"The car's a lap down, but we can make that up," said Corvette Racing team manager Gary Pratt with six hours remaining in the 24 Hours of Le Mans. Pratt's words proved prophetic as the No. 73 Compuware Corvette C6.R driven by Olivier Beretta, Tommy Milner and Antonio Garcia relentlessly pursued the class-leading No. 51 Ferrari 458 Italia, cutting the margin by seconds every lap. American driver Tommy Milner overtook Ferrari driver Toni Vilander with two hours and 10 minutes to go, and steadily increased his lead as he completed his double stint. Garcia then took over the yellow and black car for the final hour and the run to the finish.
The No. 73 Corvette C6.R completed 314 laps and finished two minutes and 29 seconds ahead of the runner-up Ferrari. Today's victory was the seventh class win at Le Mans for Corvette Racing, and its first in the GTE Pro category. It came as Chevrolet celebrates its 100th anniversary and the 10th anniversary of the team's first Le Mans victory in 2001. It was the sixth Le Mans title for Beretta, the third for Garcia, and the first for Milner.
"This is my first time at the 24 Hours of Le Mans, but I've watched Corvettes race here my whole life," said Mark Reuss, President GM North America. "To come here for the first time on the 100th anniversary of Chevrolet and to have another Corvette victory is beyond words."

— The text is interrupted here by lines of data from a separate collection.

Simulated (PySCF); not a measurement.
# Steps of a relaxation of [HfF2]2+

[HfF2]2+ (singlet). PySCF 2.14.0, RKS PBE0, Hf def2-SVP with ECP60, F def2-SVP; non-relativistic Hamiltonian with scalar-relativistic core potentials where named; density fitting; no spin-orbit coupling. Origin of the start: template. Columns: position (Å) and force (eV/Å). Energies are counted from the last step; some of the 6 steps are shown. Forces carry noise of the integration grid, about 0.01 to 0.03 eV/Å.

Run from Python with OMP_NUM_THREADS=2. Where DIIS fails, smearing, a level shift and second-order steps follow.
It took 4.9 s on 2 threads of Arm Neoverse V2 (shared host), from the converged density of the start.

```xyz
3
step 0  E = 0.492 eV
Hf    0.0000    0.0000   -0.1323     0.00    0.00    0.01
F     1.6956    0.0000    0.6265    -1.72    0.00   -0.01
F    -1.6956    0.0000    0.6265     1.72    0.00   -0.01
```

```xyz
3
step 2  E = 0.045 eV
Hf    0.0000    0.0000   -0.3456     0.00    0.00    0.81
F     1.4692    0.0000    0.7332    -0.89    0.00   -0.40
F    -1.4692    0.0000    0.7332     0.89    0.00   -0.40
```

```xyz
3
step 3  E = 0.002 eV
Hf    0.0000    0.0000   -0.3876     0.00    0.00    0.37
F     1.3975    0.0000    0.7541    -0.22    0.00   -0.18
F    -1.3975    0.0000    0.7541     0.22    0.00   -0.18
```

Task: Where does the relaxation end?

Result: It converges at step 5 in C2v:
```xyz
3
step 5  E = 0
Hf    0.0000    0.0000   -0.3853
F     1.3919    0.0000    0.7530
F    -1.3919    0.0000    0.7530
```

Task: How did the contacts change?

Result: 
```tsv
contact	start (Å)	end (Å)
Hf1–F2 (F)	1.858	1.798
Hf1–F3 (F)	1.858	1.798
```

The contest was a dramatic one, as the No. 74 Corvette C6.R of Oliver Gavin, Jan Magnussen, and Richard Westbrook suffered a stunning reversal of fortune. After leading for nearly 16 hours, the car was extensively damaged in a crash in the 17th hour. Although Magnussen was uninjured in the high-speed shunt, the car was retired on the spot.
The No. 73 Corvette C6.R had been running steadily in the top five, and the No. 74's misfortune moved it to second in the GTE standings. More than a lap behind the No. 51 Ferrari 458 Italia at the time of the accident, the No. 73 Corvette drivers chased down the class leader. As rain began to fall in the 20th hour, Garcia was gaining 1.5 seconds per lap. Milner took over at the 21st hour and continued to reel in the Ferrari, gaining as much as six seconds per lap during his stint.
Milner made the pass for the lead on the Mulsanne Straight on lap 283. "That was the hardest drive of my life," said the 25-year-old racer. "It would have been a lot easier if it hadn't been sprinkling, raining, not raining, and then wet – all that plus the pressure of the situation. I'd been super comfortable in the car all day long, but I was certainly not comfortable then. I was just trying to drive the car to what the track would allow. Every lap it changed, every corner it changed.
"When you start racing, you hope that one day you can compete for a win," Milner noted. "To get one here at Le Mans in my first year with Corvette Racing is very cool."
"I was very happy with how the race turned out, even though it did not always go our way," said Garcia. "We had ups and downs – we didn't get a break with the first safety car, we had punctured tires, and so on. Every time I was in the car, I tried to go as fast as possible and stay out of trouble. You have to never give up here, and just keep pushing. Today it paid off.
"In the final minutes, everything comes into your mind," the Spaniard added. "It went perfectly, a real easy last stint compared to all the ones before it. This was the first time I drove a car at the finish at Le Mans, and it was very special. There is no better time to win this race than in the centennial year for Chevrolet. Now I'm already thinking about next year."
Beretta became ill after driving behind the safety car during an extended caution period, and drove a limited time in the second half of the race.
"Today was not my sixth win, but a win for the team, Tommy, Antonio, and all of the engineers and crew who did a wonderful job," Beretta said. "I was sick in the middle of the night from following the pace car, but I recovered. I'm very happy for the entire team."
Corvette Racing scored six wins in the GTS/GT1 class at Le Mans (2001-02, 2004-06, and 2009). The team moved to the GT2 class in 2010, which was renamed GTE Pro in 2011.
"If I were to write a script to celebrate the 100th anniversary of Chevrolet and the 10th anniversary of Corvette Racing's first win at Le Mans, this would undoubtedly be it," said Corvette Racing program manager Doug Fehan. "Louis Chevrolet was himself a racer, and his motto, 'Never give up!' is a philosophy we embraced from our first visit here. I think the result today embodied the spirit of Chevrolet's co-founder and of that iconic phrase."